The answer is that a human still owns it. In fact, several humans probably do - although good luck getting everyone in a room to agree on exactly which ones.

AI can help produce the output, but it cannot take responsibility for the consequences.

That sounds obvious, but the more AI is involved at each stage, the easier it becomes to feel like a passenger rather than an owner. The work didn’t really come from you - it came through you. And that distance makes accountability harder to locate when something goes wrong.

But approval is still approval. If you sign off something you didn’t properly understand, that doesn’t remove accountability.


Productivity at the cost of control

This is the silent trade-off. AI makes it easier to produce more, no doubt. And because all of that looks like progress, the speed alone can trick us into thinking that everything is working.

But speed and control are not the same thing. Moving fast doesn’t mean moving in the right direction. If a spec moves through review before anyone has really stress-tested it, you might build the wrong thing faster. If tickets are generated from a spec nobody fully read, bugs get baked in earlier. If PRs are merged because the volume made proper reviews impossible, incidents become more likely. The pipeline looks efficient, but the output might not be.

The same gates are technically in place, but their ability to provide control gets weaker. Review still happens, technically. Approval still happens, technically. But the quality of those checks starts slipping, because the volume has changed and human capacity has not.

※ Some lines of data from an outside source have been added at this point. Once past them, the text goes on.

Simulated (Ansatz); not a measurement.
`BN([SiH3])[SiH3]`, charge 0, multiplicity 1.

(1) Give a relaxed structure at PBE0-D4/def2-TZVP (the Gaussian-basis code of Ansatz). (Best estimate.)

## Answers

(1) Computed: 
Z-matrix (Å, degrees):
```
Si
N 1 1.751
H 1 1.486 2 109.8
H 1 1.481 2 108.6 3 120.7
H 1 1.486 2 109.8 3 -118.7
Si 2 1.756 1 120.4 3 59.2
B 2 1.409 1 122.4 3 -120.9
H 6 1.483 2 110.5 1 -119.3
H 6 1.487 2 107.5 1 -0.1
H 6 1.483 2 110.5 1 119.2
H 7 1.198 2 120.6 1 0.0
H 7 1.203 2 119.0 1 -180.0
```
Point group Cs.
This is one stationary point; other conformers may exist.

That might be fine in some contexts. A rough internal tool that three people use is one thing. But a production system handling money, health, legal decisions, or anything else with real consequences is another. The higher the stakes, the less comfortable I feel with a workflow that produces more material than people can realistically check.


In the end…

The answer is not to stop using AI. That clearly isn’t happening, and honestly, I wouldn’t want it to. The gains are real. The help is real. The productivity is real.

But I do think we need to be honest about what comes with that.

AI can help at almost every stage. But what it can’t do is sit in the incident meeting and hold its hand up.

And if the volume it creates is quietly making human reviews worse, then the real risk is not that AI makes mistakes. It’s that we’re approving too much without understanding enough.

That’s the bit that feels dangerous to me. Not the generation, but the weakening of the gates.